Generating structures for further training

You have now seen the initial cross validation (CV) score using 10 initial training structures. We can further train the CE model using more training structures to make it more robust.

CLEASE supports 3 ways to generate more strucures. The first (and most obvious) is generating random structures as you have already done. The second method is to generate so called “probe structures” which differ the most from the existing training structures. The third method is to generate ground-state structures predicted based on current CE model.

Generate probe structures

You can generate probe structures using the following script. Note that it internally uses simulated annealing algorithm which uses fictitious temperature values to maximize the difference in correlation function of the new structure.

>>> from clease import NewStructures
>>> ns = NewStructures(settings, generation_number=1, struct_per_gen=10)
>>> ns.generate_probe_structure()

Once 10 additional structures are generated, you can re-run the script in “Running calculations on generated structures” section to calculate their energies. You should also run the script in “Evaluation of the CE model” section to evaluate the CV score of the model.It is likely that the CV score of the model is sufficiently low (few meV/atom or less) at this point.

Generate ground-state structures

You can now genereate ground-state structures to construct convex-hull plot of formation energy. The script below generates ground-state structures with a cell size of \(4 \times 4 \times 4\) at random compositions based on current CE model.

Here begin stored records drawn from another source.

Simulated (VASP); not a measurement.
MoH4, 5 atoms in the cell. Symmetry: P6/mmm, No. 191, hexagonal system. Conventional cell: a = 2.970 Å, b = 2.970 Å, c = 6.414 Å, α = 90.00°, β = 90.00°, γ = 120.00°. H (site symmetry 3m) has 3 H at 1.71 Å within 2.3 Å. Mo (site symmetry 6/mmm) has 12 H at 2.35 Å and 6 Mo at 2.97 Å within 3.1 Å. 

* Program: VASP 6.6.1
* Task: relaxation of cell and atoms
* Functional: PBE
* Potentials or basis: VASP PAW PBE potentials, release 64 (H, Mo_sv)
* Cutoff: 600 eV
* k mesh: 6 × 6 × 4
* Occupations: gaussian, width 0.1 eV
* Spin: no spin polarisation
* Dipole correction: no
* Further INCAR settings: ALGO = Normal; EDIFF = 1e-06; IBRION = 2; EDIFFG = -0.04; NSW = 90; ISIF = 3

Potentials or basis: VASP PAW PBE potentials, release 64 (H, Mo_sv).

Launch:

>>> from ase.db import connect
>>> import json
>>>
>>> # get template with the cell size = 4x4x4
>>> template = connect('aucu.db').get(id=17).toatoms()
>>>
>>> # import dictionary containing cluster names and their ECIs
>>> with open('eci_l1.json') as f:
...     eci = json.load(f)
>>>
>>> ns = NewStructures(settings, generation_number=2, struct_per_gen=10)
>>>
>>> ns.generate_gs_structure(atoms=template, init_temp=2000,
...                          final_temp=1, num_temp=10,
...                          num_steps_per_temp=5000,
...                          eci=eci, random_composition=True)

You should re-run the scripts in “Running calculations on generated structures” and “Evaluating the CE model” sections to see the convex-hull plot and the latest CV score of the model. If you observe that the CV score is high (more than ~5 meV/atom), you may want to repeat running the script for generating ground-state structures.